Then & Now Documentary

Then & Now Documentary

Then & Now: Weddings and culture

In honor of Black History Month, Elite Vendors Network collaborated with A Touch of Nevaeh to create a documentary promoting the culture of traditional African-Caribbean weddings in this important time. The Borough of Kensington & Chelsea provided some funds to help make this small film happen. You will either feel a sense of nostalgia, or learn about these unique and beautiful wedding traditions, after hearing from women in the events industry share their personal experiences and insights of their home culture!

It is times like this where we are reminded of the fact that we all come from somewhere. That somewhere looks different for all of us, however, it is important to acknowledge and share the traditions that have shaped who we are today. This month we celebrate the diversity of black culture and heritage, and the individuals who are a part of it as they are an essential part of British culture. We recognize their achievements, hardships, success, and opportunities moving into the future. Elite Vendors Network went into the making of Then & Now with the goal of sharing insights of African-Caribbean culture specifically in the wedding industry. Four business owners tell their stories, as well as talk about the differences, of weddings from their home cultures in this perceptive documentary.

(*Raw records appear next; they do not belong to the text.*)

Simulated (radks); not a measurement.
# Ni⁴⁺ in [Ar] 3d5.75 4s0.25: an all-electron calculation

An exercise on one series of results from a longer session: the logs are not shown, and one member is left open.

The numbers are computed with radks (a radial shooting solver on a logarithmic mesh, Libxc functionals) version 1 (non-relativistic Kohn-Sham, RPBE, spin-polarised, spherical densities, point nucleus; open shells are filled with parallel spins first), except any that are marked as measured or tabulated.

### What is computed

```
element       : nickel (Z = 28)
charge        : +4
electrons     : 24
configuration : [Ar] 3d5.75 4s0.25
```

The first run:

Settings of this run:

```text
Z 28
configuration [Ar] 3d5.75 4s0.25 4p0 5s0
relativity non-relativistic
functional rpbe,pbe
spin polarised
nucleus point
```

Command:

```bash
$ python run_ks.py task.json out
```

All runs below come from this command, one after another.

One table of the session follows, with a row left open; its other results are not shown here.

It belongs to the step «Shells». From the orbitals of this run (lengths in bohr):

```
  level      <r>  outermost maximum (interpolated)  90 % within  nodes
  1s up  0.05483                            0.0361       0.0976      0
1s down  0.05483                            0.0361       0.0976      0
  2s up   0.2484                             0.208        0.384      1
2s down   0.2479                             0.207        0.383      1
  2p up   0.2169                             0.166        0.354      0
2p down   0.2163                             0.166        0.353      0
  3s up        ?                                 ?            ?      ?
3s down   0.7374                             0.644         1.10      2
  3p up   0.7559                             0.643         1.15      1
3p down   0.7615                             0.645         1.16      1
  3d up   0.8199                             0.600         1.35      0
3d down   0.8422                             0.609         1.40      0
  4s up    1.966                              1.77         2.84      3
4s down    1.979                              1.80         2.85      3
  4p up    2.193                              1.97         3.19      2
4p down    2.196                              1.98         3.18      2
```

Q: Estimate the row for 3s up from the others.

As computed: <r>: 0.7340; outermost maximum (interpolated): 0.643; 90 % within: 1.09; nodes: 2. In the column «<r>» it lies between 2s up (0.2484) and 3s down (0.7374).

A diverse (and expensive) wedding industry

So, what makes a wedding so special? Other than a beautiful ceremony of two people verbally agreeing to spend the rest of their lives together, it is the coming together of the unique individual styles of two people, into one (and of course the food). The best part of that uniqueness is the heritage and traditional aspects of a culture that it entails.

Why is it important to acknowledge culture in weddings? Well, to start off, the weddings industry is…expensive. According to a National Wedding Survey done by in 2018, the wedding industry is worth over a whopping £10 billion to the British economy.

But is it just one specific type of wedding that bring this much flow to the economy? Nope.

Especially since, as you will learn, weddings definitely come in all shapes as sizes. A traditional wedding looks differently to those of different cultures. To not recognize these brides and grooms, is to not recognize a part of the UK’s wedding industry contributors.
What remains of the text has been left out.